The highest total fertility rate since the start of comparable time series was in 2010 when it reached 1.62, still below the replacement level, which is considered to be 2.1 live births per woman.


Among the 5.075 million births, 45 percent concerned a first child, 36 percent a second child and 19 percent a third or subsequent child.


On average in the EU, women who gave birth to their first child in 2017 were 29.1 years old. Over five years, the mean age has gradually increased from 28.7 in 2013 to 29.1 in 2017.


Almost 5 percent of births of first children in the EU in 2017 were to women aged less than 20 (teenage mothers) and around 3 percent to women aged 40 and over.


This information comes from recently published data by Eurostat, the statistical office of the European Union.

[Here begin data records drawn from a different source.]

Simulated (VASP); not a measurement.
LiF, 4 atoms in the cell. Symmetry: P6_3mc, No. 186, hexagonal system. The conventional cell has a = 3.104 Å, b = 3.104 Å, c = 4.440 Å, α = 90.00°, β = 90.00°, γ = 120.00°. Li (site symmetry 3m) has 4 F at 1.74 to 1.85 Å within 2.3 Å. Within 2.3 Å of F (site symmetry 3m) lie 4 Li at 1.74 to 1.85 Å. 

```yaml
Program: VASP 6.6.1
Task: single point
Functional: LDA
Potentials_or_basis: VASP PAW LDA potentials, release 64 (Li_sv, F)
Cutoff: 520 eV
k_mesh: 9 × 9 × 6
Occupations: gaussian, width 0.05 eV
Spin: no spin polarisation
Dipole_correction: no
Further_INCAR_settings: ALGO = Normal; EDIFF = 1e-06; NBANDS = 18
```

In 2017, France (1.90 births per woman) was the Member State with the highest total fertility rate in the EU, followed by Sweden (1.78), Ireland (1.77), Denmark (1.75) and the United Kingdom (1.74). Conversely, the lowest fertility rates were observed in Malta (1.26 births per woman), Spain (1.31), Italy and Cyprus (both 1.32), Greece (1.35), Portugal (1.38), and Luxembourg (1.39).


The highest proportions of births of a first child to women aged 40 and over were registered in Spain (7.4 percent of total births of first child in 2017) and Italy (7.3 percent), followed by Greece (5.6 percent), Luxembourg (4.9 percent), Ireland (4.8 percent) and Portugal (4.3 percent).